Your M0/M2/M5 Atlas cluster(s) will be automatically upgraded to MongoDB 8.0 in November 2024.
What’s in the update?
MongoDB 8.0 delivers unprecedented performance for your workloads compared with previous versions. While precise gains will vary from application to application, industry benchmarks and MongoDB’s internal testing indicate the following improvements vs MongoDB 7.0:
54% faster for bulk writes (Yahoo! Cloud Serving Benchmark, YCSB)
27% faster for reads (YCSB)
25% faster for 95/5 mix of reads & writes (YCSB)
18% faster according to Meta’s social graph benchmark (Linkbench)
60% faster for time series data (Timescale Time Series Benchmark Suite, TSBS)
What do I need to do?
MongoDB version 7.0-compatible drivers will continue to work with MongoDB version 8.0. To take advantage of new server features, upgrade your driver.
MongoDB version 8.0 introduces some compatibility changes. To determine if your workload may be impacted and if changes may be necessary, review the compatibility changes in 8.0.
Note: Most upgrades do not require any application changes. If you are concerned about compatibility, we recommend exploring MongoDB’s Stable API.
Not ready?
Control version upgrades and configure maintenance windows at your convenience when you upgrade to an M10 cluster. In addition to flexibility and control, M10 clusters come with premium features such as:
@storyteller tag the upgrade of the node driver for Meteor 3.1
Checking the driver compatibility, the current version of the node driver (4.17.2) supports MongoDB 7 (except for new features). Therefore, the current version will support MongoDB 8.

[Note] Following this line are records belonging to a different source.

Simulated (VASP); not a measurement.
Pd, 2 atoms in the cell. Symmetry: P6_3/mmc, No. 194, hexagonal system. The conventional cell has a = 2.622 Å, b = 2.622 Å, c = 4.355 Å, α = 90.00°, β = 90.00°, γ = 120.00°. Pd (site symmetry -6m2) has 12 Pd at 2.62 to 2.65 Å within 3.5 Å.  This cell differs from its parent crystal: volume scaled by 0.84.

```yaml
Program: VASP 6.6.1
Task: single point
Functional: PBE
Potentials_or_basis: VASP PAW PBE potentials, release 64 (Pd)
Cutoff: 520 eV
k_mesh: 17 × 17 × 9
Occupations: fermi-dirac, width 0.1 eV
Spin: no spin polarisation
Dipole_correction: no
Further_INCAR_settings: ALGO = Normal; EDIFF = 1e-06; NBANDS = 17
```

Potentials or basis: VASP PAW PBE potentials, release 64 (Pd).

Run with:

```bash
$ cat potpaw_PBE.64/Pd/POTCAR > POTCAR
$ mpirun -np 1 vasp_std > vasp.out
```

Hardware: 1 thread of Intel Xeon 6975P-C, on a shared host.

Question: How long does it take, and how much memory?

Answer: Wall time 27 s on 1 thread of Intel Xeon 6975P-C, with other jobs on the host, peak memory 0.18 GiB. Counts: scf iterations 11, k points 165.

In short term we are fine where we are with the driver, but we need to get the driver updated asap. The issue is that in v5 there is a change on response away from callbacks. I just did the first step and we need to discuss there how to best approach the upgrade (there is a compatibility package for the old way, but I don’t think we want to go that route if we can avoid it).
But there’s a catch for people using transactions:
Batch Multi-Document Insert Operations
Starting in MongoDB 8.0, insert operations for multi-document transactions no longer produce individual oplog entries. Instead, multi-document inserts are batched as a single entry. The change stream insert event for each document has the same clusterTime.
This change increases performance of multi-document insert operations and eliminates possible replication lag caused by multiple oplog writes.
So both Meteor and oplogtoredis are affected (i.e., may no longer understand transactions; it’ll require an update in oplog handling if the format has changed (I guess it had to)) while changestream-to-redis is not (i.e., will work without changes).
Just a heads up to @storyteller now that the compatibility table explicitly excluded the current drivers as supporting mongodb 8 even if Atlas said otherwise
We will work on it in the next minor (3.1), which we should start sometime this week or next. I suspect our current driver version would break only some specific scenarios. In any case, v4.17 seems quite old to me and even surprising. Hopefully, there aren’t many accommodations we have to make in the core.
When I looked into this, the issue with v5 of the node driver is that callback have been removed. There is a transitional compatibility package, but that is a stop-gap measure.
We’re not using transactions at aleno, but I can confirm that Meteor 2.5.8 (I know, I know) with changestream-to-redis works just fine with MongoDB 8.0. We already updated our local and test environments (including E2E tests) with no issues whatsoever and plan to switch production soon.
EDIT: No, we’re not using any of the 8.0’s new features – we’re upgrading only for the performance improvements.
With all of the environments (including production) running on MongoDB 8.0 for some time now, I can confirm that the performance has improved a little for our workload:
Extremely heavy analytical aggregations are ~7% faster and use ~21% less CPU.
Average daily CPU usage is ~10% lower.
Average daily RAM usage is ~2% lower but significantly more stable.
Thanks for this info! Are these the impacts on your Mongo instance or the Meteor app? (If the latter, have you seen CPU/RAM usage improvements on the Mongo instance itself as well?)